In addition, in the description of the present disclosure, if it is determined that a detailed description of a related function or configuration may unnecessarily obscure the subject matter of the present disclosure, the detailed description thereof will be omitted. In addition, the terms to be described later are terms defined considering functions in the present disclosure, which may vary according to intentions or customs of users and operators. Therefore, the definition should be made based on the entire description herein.

Hereinafter, higher layer signaling may be signaling corresponding to at least one or a combination of one or more of the following signaling.

- Master information block (MIB)
- System information block (SIB) or SIB X (X=1, 2, . . . )
- Radio resource control (RRC)
- Medium access control (MAC) control element (CE)

In addition, L1 signaling may be signaling corresponding to at least one or a combination of one or more of signaling methods using the following physical layer channel or signaling.

- Physical downlink control channel (PDCCH)
- Downlink control information (DCI)
- UE-specific DCI
- Group common DCI
- Common DCI
- Scheduling DCI (for example, DCI used for scheduling downlink or uplink data)
- Non-scheduling DCI (for example, DCI not for the purpose of scheduling downlink or uplink data)
- Physical uplink control channel (PUCCH)
- Uplink control information (UCI)

In the present disclosure, determining a priority between A and B refers to selecting one having a higher priority according to a predetermined priority rule to perform an operation corresponding thereto or omitting (or dropping) an operation for the other one having a lower priority.

In the following description, the above-examples will be described through a plurality of embodiments, but the examples are not independent and one or more embodiments can be applied at the same time or in combination.

First Embodiment: Downlink Data Channel Repetitive Transmission Method Considering Single or Multiple TRPs According to Higher Layer Signaling Configuration Conditions

As one embodiment of the present disclosure, a downlink data channel repetitive transmission method considering single or multiple TRPs based on a single DCI is described. According to combinations 4 and 9 in Table 31 described above, TDM scheme B support considering single or multiple TRPs based on a single DCI may be possible. In this case, TDM scheme B may be an inter-slot TDM scheme as described above. Higher layer signaling related to time domain resource allocation may be considered as follows.

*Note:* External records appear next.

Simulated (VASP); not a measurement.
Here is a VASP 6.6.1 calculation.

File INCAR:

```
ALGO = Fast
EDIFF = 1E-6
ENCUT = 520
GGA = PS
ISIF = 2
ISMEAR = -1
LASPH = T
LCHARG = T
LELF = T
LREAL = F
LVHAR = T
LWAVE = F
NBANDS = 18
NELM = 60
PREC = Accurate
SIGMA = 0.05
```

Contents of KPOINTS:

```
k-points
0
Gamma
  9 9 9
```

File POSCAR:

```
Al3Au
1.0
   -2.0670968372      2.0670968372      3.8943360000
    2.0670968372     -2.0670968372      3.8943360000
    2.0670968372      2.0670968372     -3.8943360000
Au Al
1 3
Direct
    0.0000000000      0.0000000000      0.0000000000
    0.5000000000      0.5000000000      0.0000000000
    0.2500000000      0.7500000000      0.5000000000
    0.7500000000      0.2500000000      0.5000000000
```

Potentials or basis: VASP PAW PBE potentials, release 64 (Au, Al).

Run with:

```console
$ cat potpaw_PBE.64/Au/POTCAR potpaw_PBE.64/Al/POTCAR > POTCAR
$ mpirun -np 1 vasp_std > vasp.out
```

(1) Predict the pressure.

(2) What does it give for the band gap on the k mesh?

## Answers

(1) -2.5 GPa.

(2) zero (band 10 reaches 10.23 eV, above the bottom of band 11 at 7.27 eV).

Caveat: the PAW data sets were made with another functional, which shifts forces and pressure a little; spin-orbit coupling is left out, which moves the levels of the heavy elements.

If the base station supports the single or multiple TRP-based downlink data channel repetitive transmission method to the UE using DCI format 1_0 and 1_1, the UE can be configured with PDSCH-TimeDomainResourceAllocationList-r16 by using pdsch-TimeDomainAllocationList-r16 in PDSCH-Config which is higher layer signaling from the base station. The UE can receive set-up configuration for PDSCH-TimeDomainResourceAllocationList-r16 through pdsch-TimeDomainAllocationList-r16 in PDSCH-config which is higher layer signaling.

The UE can be configured with a multiple pieces of PDSCH-TimeDomainResourceAllocation-r16 in PDSCH-TimeDomainResourceAllocationList-r16, and each PDSCH-TimeDomainResourceAllocation-r16 can correspond to each entry in the time domain resource allocation field in DCI format 1_0 or 1_1.

As shown in Table 32 below, each PDSCH-TimeDomainResourceAllocation-r16 may include higher layer signaling k0-r16, mappingType-r16, startSymbolAndLength-r16, and repetitionNumber-r16 (or repetitionNumber). In particular, repetitionNumber-r16 (or repetitionNumber), which is higher layer signaling, may or may not exist depending on the “Cond Formats1-0and1-1” condition. The meaning of the condition “Cond Formats1-0and1-1” may be as follows.

If higher layer signaling PDSCH-TimeDomainResourceAllocation-r16 exists in pdsch-TimeDomainResourceAllocationList-r16 or pdsch-TimeDomainResourceAllocationList-r17, the corresponding field may be optionally present, and the condition in this case may be “Need R”.

If higher layer signaling PDSCH-TimeDomainResourceAllocation-r16 exists in pdsch-TimeDomainAllocationListDCI-1-2, pdsch-TimeDomainAllocationListForMultiPDSCH, or SIB20, the corresponding field does not exist.

TABLE 32

PDSCH-TimeDomainResourceAllocation-r16 ::=
SEQUENCE {

k0-r16
INTEGER(0..32)

OPTIONAL, -- Need S

mappingType-r16
ENUMERATED {typeA, typeB},

startSymbolAndLength-r16
INTEGER (0..127),

repetitionNumber-r16
ENUMERATED {n2, n3, n4, n5, n6, n7, n8, n16}

OPTIONAL, -- Cond Formats1-0and1-1

...

}

- If the base station supports the single or multiple TRP-based downlink data channel repetitive transmission method to the UE using DCI format 1_2, the UE can be configured with PDSCH-TimeDomainResourceAllocationList-r16 by using pdsch-TimeDomainAllocationList-r16 or pdsch-TimeDomainAllocationListDCI-1-2 in PDSCH-Config which is higher layer signaling from the base station. That is, the UE can receive set-up configuration for PDSCH-TimeDomainResourceAllocationList-r16 through pdsch-TimeDomainAllocationList-r16 in PDSCH-config which is higher layer signaling from the base station, or the UE can receive set-up configuration for PDSCH-TimeDomainResourceAllocationList-r16 through pdsch-TimeDomainAllocationListDCI-1-2 in PDSCH-config which is higher layer signaling from the base station.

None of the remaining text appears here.